I was visiting a friend’s airplane hangar recently when we were suddenly aware of a louder than normal plane approaching on the ramp. We looked outside and were treated to the arrival of a beautiful Waco biplane, possibly the nicest airplane I have ever seen. With its impeccable paint job, it turned and stopped in front of the hangar.
This is the original photo, reduced in resolution for this blog.
The pilot got out and walked to the adjacent hangar, while I snapped a few photos with my iPhone 4s. The sky was slightly overcast, making the light very nice, and the resulting photos are surprisingly good.
I have been teaching digital photography for several years now, and one of my assignments to my students is a masking assignment. I thought this might make a good one because the plane was photographed in front of an unimpressive steel building, yet it’s worth separating from its background to make the photo nicer. It also has criss-crossing cables from one wing to the other, and cables are a nightmare to keep in a mask while maintaining realism.
This is my final mask. It’s final until I open it again and obsessively correct it more than I have already corrected it several times, most recently August 3, 2103.
So, I started masking it myself, a test of how long it would take and how well I could do it. I used a number of tricks of the trade. I started by copying one channel, green, and adjusting its tonality with the Levels tool to make a starting mask of the plane. Then I used the brush tool to correct large sections of the interior of the body, then I started on the hard work of drawing the mask.
In this close-up you can see that the windshield areas are masked in gray, which lets part of the background through, making them look more realistic.

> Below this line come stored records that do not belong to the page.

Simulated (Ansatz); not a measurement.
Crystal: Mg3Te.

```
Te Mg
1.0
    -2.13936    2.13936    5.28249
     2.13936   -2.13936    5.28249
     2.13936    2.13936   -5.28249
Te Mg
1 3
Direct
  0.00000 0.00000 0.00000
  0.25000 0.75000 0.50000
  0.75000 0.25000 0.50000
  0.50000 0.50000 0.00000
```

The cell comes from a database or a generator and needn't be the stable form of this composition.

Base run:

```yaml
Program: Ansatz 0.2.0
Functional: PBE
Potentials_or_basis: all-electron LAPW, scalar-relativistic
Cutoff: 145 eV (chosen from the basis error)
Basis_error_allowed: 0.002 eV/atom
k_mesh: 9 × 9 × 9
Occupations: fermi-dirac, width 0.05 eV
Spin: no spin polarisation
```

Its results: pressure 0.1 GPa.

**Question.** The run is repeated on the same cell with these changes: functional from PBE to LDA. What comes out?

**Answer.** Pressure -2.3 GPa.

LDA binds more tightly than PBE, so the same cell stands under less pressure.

I also used the ellipse marquee tool to select the tires, where they cannot be seen clearly in the photo. I drew the ellipse as the tire should be, and then I drew my mask up against the selection. I did this a couple of times before I was satisfied with the shape.
To get the wheel covers, I used Photoshop’s pen tool to make smooth, flowing lines that followed the parts on the plane as accurately as I could. This works much better than attempting to do this with the brush, or any other of Photoshop’s tools. But, it’s easy for me because I am a longtime Illustrator user also, and the pen tool is very familiar.
In the end I have a mask of which I can be proud. It features mostly hard edges, though I adjusted hardness on the wing top, and the rear edge of the rudder to help make the light on those surfaces roll around the edge a bit. I didn’t want my mask to act like a cookie cutter, with edges so hard they make the plane look unrealistic.
In the final photo I can drop any background behind the plane that I want. Click on the image to see it at higher resolution (updated 8-3-13).
For the windshield areas, I drew the mask, then changed its value to gray so that some of the background shows through, but I didn’t like the background, so I put in a new one to remove the hangar details behind the plane. I also took some liberties with the sheet metal on the edge of the wheel strut. There I over-painted the reflections on the original with some nondescript colors I chose from the plane itself.
It took me a long time: over one hour to perfect (and I am sure I can perfect it some more). Will I be using this as a class project? I fear that it is too time-consuming to use for my class, but I will keep it for a workshop I will be teaching down the line.